Karnataka Chief Minister Siddaramaiah, who is looking to Prime Minister Narendra Modi for help in the Cauvery water sharing issue with Tamil Nadu, is yet to get a reply — or invitation to talk — from the Prime Minister’s Office (PMO).

Siddaramaiah, who has run out of all options, wrote to Modi, seeing an appointment to brief him about Karnataka’s position.

He is banking on the Centre’s intervention, as the issue is between two States that don’t see eye-to-eye. Karnataka is hoping to use the PM’s good offices to tide over the crisis.

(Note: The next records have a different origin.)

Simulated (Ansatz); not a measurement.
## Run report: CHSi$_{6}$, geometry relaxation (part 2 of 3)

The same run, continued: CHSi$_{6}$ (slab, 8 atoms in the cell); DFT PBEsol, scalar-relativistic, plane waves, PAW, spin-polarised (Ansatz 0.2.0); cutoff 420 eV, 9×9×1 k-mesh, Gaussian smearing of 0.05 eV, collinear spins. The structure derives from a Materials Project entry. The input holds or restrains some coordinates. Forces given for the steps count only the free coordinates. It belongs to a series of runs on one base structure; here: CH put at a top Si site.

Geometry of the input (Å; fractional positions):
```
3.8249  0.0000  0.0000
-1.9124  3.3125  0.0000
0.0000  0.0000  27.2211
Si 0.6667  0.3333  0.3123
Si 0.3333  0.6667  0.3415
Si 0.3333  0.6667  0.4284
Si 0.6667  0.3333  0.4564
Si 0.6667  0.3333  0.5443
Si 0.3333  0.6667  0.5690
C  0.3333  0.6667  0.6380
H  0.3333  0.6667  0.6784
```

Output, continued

With a tough-to-handle Jayalalithaa as Tamil Nadu Chief Minister, Karnataka has been repeatedly taking the Centre’s help in dealing with the Cauvery issue. It had similarly sought help when PV Narasimha Rao and Atal Bihari Vajpayee were Prime Ministers.

This time around, Karnataka is under the Congress while TN is under the AIADMK, with is no ally to mediate.

Earlier in the day, Siddaramaiah held a long meeting with former Supreme Court and high court judges to take their views to prepare the State to face the Cauvery Supervisory Committee and ongoing Supreme Court case.

Legal experts pointed out a clause under the Cauvery Water Disputes Tribunal order and advised the CM to seek Modi’s intervention. They also told the State government to put pressure on the Centre to despatch an expert team to study the “fast depleting water-level” in the Cauvery basin reservoirs in Karnataka, due to the Supreme Court order to release of 12,000 cusecs of water to Tamil Nadu till September 20.

KPCC president Dinesh Gundu Rao said Modi should intervene to resolve the issue. “The PM is more busy in tweeting rather than responding to Chief Minister Siddaramaiah’s appeal to convene a meeting of all States concerned to find out an amicable solution,” Rao quipped. “So far, the CM has written eight letters to the Prime Minister, for which there has been no response, let alone an acknowledgement. This has given a feeling that Modi is pursuing the agenda of making the country ‘Congress-mukth Bharath’ by not coming to the aid of Congress-ruled Karnataka.”

Karnataka BJP head BS Yeddyurappa said the CM’s request for the Prime Minister’s intervention to resolve the Cauvery water row is an “escapist move”.

Letter to Jayalalithaa Meanwhile, on Thursday, Siddaramaiah wrote another letter to his Tamil Nadu counterpart.

“While the issue of Cauvery water sharing is being adjudicated by the courts and looked into by the Cauvery Supervisory Committee, no benefit can be had by anybody through bandh and agitations,” he said. “I am deeply concerned that certain organisations have called for a bandh in Tamil Nadu tomorrow. You would appreciate that any escalation of animosity between two States would be to the collective detrimental of both the States.”

Violence unfortunately erupted on September 12 in Karnataka despite all the precautions taken by the State government, he added. However, the situation was brought under control within hours.

Rebuke from apex court PTI reports that the Supreme Court on Thursday slammed the Tamil Nadu and Karnataka governments for their failure to stop people from taking to the agitation path after its order on Cauvery river water sharing and said it hoped both States will maintain peace and respect for law.

When told about a shutdown and a ‘rail roko’ stir in Karnataka on Thursday and another bandh on Friday in Tamil Nadu, a Bench of Justice Dipak Misra and Justice Uday Umesh Lalit said the agitations could not be allowed pursuant to the apex court orders.